The most important source of
revenue for a media house is through its advertisers. For advertisers, media is
the most used and the most important medium for propagating and communicating
about their products. But, no media business can exist without content that
attracts consumers, or audiences, because audiences are those people to whom a
media product is directed. Advertisers are keenly aware that the kinds of
content they produce, distribute and exhibit must be attractive to audiences if
money is to flow their way instead of to their competitors.
Though advertisers and media
outlets are mutually helpful to each other, but their main target audiences are
the customers, who depending on the advertisements decide upon their interests
and preferences and then respond positively to these advertisements. This
generates profits for the advertising company, which in turn is the major
source of revenue for the media house.
For example, suppose ‘Pantaloons’
has a deal with the leading English daily ‘ The times of India’, then the
readers who subscribe the newspaper will notice the advertisement of that
particular brand also. This, as described earlier will be useful for both
advertisers and media house.
But there are many difficulties
associated while identifying the potential customers. The three main issues of
concern for media executives are-
- How should we think about our audience? How should we define our audience?

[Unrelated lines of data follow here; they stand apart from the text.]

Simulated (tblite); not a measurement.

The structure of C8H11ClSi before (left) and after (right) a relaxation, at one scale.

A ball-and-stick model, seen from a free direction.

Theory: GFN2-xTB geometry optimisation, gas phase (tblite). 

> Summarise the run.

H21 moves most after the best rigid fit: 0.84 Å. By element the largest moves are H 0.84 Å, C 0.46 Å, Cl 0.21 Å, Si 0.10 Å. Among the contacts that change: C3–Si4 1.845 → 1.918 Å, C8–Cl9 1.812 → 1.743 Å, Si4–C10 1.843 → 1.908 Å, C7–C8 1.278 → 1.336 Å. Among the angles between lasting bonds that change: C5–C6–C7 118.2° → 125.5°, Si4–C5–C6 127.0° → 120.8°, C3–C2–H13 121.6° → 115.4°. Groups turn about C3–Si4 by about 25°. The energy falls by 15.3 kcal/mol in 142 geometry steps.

- Will the material we are thinking of creating, distributing, or exhibiting to attract that audience generate adequate revenues?
- Were the people we thought would be attracted to our products in fact attracted to our products? Why or why not?
Executives who are charting the
direction of media firms do not think about the members of their audience in
the same way that they think about themselves. Take, for example, Kritika has a
number of attributes associated with her, from physical to financial to
emotional and many other factors. So, it becomes really difficult for the
executives to know her personally. In fact, they are not really thinking
specifically about Kritika at all. Instead, the characteristics that describe
Kritika for a particular media are those that the media executives can use when
they parade clusters of readers in front of potential advertisers as types of people
the advertisers can reach through their media. Now, there might be some of her
attributes which might make her attractive to a particular brand and certain
other attributes to some other brand. These are the attributes that major
advertisers consider when they think about buying space in media like
newspapers, magazines, television and other medium of broadcasting. Now let’s
consider an example, If Kritika is a 21 year old fashion designing student,
then her course and her age might be useful for certain clothing lines and if
she is a student who is staying alone in a city away from her parents and is
financially unstable, then certain ads for educational loans and other
financial aid might be useful for her.
But how does the media house
identify such characteristics of the audience?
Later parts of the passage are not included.